I believe that the answer is yes. R. Waldmüller and M. Wiethaup
(Göttingen)
have constructed a cofibrantly generated "projective" model structure on
the
total space of any "right Quillen presheaf" on a cofibrantly generated
model
category satisfying some (rather mild) extra hypotheses. The details
should
appear very soon in a forthcoming preprint.
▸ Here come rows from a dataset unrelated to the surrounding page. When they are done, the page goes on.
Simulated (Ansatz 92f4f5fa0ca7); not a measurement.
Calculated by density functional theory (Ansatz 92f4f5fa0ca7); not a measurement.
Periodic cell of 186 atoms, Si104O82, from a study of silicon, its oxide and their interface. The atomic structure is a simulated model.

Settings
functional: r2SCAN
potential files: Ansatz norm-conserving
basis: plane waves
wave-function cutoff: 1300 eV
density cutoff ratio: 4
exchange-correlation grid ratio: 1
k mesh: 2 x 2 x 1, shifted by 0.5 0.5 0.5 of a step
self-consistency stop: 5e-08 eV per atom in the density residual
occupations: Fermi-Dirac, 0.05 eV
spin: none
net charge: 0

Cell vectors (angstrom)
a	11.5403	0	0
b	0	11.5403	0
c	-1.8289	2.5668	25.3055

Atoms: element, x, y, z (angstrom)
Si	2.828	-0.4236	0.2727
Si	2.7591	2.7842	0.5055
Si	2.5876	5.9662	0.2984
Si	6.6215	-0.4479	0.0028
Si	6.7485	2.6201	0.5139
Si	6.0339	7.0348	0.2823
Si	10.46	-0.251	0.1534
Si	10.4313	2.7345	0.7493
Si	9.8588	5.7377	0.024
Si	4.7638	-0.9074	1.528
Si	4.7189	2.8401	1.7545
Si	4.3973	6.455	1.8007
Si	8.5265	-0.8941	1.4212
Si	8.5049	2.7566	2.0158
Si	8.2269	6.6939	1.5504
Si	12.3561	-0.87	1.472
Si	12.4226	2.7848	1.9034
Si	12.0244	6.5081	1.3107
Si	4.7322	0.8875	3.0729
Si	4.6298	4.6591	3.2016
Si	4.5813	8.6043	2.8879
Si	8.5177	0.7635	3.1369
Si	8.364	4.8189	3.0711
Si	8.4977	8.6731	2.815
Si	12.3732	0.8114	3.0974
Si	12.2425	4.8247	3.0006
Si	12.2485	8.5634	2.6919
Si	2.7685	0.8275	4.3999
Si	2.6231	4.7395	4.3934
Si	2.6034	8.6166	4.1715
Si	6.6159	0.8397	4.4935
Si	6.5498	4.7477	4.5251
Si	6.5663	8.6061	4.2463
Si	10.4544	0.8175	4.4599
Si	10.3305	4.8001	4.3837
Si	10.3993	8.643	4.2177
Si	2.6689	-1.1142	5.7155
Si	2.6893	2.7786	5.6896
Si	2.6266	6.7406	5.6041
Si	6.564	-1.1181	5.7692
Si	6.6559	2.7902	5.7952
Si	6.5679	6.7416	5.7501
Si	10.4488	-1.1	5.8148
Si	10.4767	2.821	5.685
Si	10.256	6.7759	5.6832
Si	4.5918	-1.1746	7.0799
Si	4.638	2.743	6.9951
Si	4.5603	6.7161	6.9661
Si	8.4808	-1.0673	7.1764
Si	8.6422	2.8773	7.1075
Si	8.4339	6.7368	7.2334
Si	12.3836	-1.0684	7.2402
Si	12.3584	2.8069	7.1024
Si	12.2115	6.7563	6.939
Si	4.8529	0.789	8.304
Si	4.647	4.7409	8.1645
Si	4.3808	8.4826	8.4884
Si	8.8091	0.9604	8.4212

As I understand it, if one takes the trivial model structure on the
category of rings (equivalences are isomorphisms), and the right
Quillen presheaf assigning to any ring R the category of chain
complexes of R-modules (with the usual model structure, where the
fibrations are the surjections), then this will satisfy their
hypotheses, and thus their result will give the desired model structure.
Best wishes,
Clark Barwick
On 10 May 2006, at 14:13, Don Davis wrote:
> Subject: Chain complexes over variable rings?
> From: Tim Porter
> Date: Tue, 09 May 2006 15:33:15 +0100
>
> Dear All,
>
> Does anyone know a reference (or even if it is true) as to
> whether the category of all chain complexes form a Quillen model
> category or similar? To be more precise, we are thinking of the
> category of pair (C,R) where C is a chain complex of modules over
> the ring R, and the morphsims are similarly pairs in the obvious way.
>
> Thanks
>
> Ronnie Brown and Tim Porter.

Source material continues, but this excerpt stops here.